I don’t know if I’m allowed to do this, but…I’m the editor, so I’m doing it anyway. Every July for more than two decades, 5280 has published its Top of the Town awards honoring the best of Denver. We pay tribute to the hippest new restaurant, highlight the hottest local author, and give kudos to the coolest craft brewery, among countless other awards. Those who receive these accolades do so (hopefully) knowing that these bestowals are the result of robust and unbiased reporting by hardworking journalists who make it their jobs to know Denver so our readers can better enjoy the city. I am in no way unbiased, however, when I say I believe the 5280 team has earned its own Top of the Town award this year.

Don’t get me wrong; there’s a lot of admirable journalism going on in the Mile High City, despite the seemingly insurmountable challenges media outlets face today. The Colorado Sun. The Denver Post. Denverite. The Denver Business Journal. Westword. CPR. The area TV news channels, too. These outlets all deserve laurels for their commitment to the ideals of an independent, free press. But I am not inside those newsroom walls, and so I can only say, with more than a little favoritism, that our editorial staff has done praiseworthy work all year and particularly on this issue, which marks the magazine’s 31st birthday.
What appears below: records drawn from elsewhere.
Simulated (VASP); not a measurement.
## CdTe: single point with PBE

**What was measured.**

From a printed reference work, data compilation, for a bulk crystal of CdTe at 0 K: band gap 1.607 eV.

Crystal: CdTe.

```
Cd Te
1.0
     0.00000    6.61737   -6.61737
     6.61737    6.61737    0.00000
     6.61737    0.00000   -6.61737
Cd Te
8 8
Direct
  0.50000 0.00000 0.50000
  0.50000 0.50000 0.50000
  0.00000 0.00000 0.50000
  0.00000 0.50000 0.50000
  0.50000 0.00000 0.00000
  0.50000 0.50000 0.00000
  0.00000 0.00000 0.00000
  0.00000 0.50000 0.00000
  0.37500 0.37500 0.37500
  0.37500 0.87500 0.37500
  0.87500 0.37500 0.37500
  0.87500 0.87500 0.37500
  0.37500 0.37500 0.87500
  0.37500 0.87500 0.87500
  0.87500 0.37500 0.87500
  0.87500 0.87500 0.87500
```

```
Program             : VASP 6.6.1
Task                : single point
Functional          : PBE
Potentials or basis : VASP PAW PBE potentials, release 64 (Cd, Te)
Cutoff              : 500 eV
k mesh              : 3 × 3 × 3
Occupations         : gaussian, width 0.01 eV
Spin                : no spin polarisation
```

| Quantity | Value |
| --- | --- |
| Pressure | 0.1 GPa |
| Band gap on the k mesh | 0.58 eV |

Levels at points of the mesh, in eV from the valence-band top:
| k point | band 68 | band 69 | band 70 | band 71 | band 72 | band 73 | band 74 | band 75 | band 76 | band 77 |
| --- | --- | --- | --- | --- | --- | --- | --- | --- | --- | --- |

Every day I am in awe of the talent and commitment to craft displayed by our team. We have art directors who dream up fresh, beautiful, and true-to-the-journalism designs that draw readers into our stories. We have photo editors who collaborate with local photographers to sensitively and faithfully capture images of both Colorado and the people who call the state home. Our writers and editors, for the print magazine and for 5280.com, understand what makes a good story: thorough reporting, fairness and accuracy, compelling prose, and lots of editing and rewriting to get there. All of that work rarely fits into a 40-hour week, which means our food editors take notes during Saturday night dinners out; our digital team stages newsletters on Sunday mornings; and, during deadline, our deputy editor places changes to the magazine’s pages after the babies are tucked into bed.

I see—and am grateful for—their dedication every day. And maybe after working on 22 Top of the Town issues, I’ve earned the right to dole out this imaginary award. But better yet, maybe I should let you, the reader, scroll through the issue and let me know if you agree.

Spencer Campbell
Features Editor

Spencer Campbell. Illustration by Arthur Mount

Features editor Spencer Campbell was just a little bit busy this issue: On top of co-editing 2024’s Top of the Town awards, he reported on Colorado’s growing number of firms dedicated to pet law (“These Colorado Attorneys Are Your Pets’ Best Defense”) and wrangled a feature on the Centennial State’s long history of roping and riding (“Take a Ride Through Colorado’s Spur-Rattling Rodeo Scene This Summer” ).

He leaned on his colleagues to help identify the city’s best coffeeshop, spa, and jewelry designer and relied on seven attorneys to break down the animal law scene. But chatting with cowboys, cowgirls, and the folks behind the chutes in towns small and large across the state came naturally to the native Texan. “In high school, I wore boots, drove a pickup, and listened to country music,” Campbell says, even though he spent his weekends on a golf cart, not a horse. “This was my first chance, however, to really explore what it means to rodeo, and I quickly found that it was everything I thought it would be, only harder and much more important to the people who do it than I ever realized.”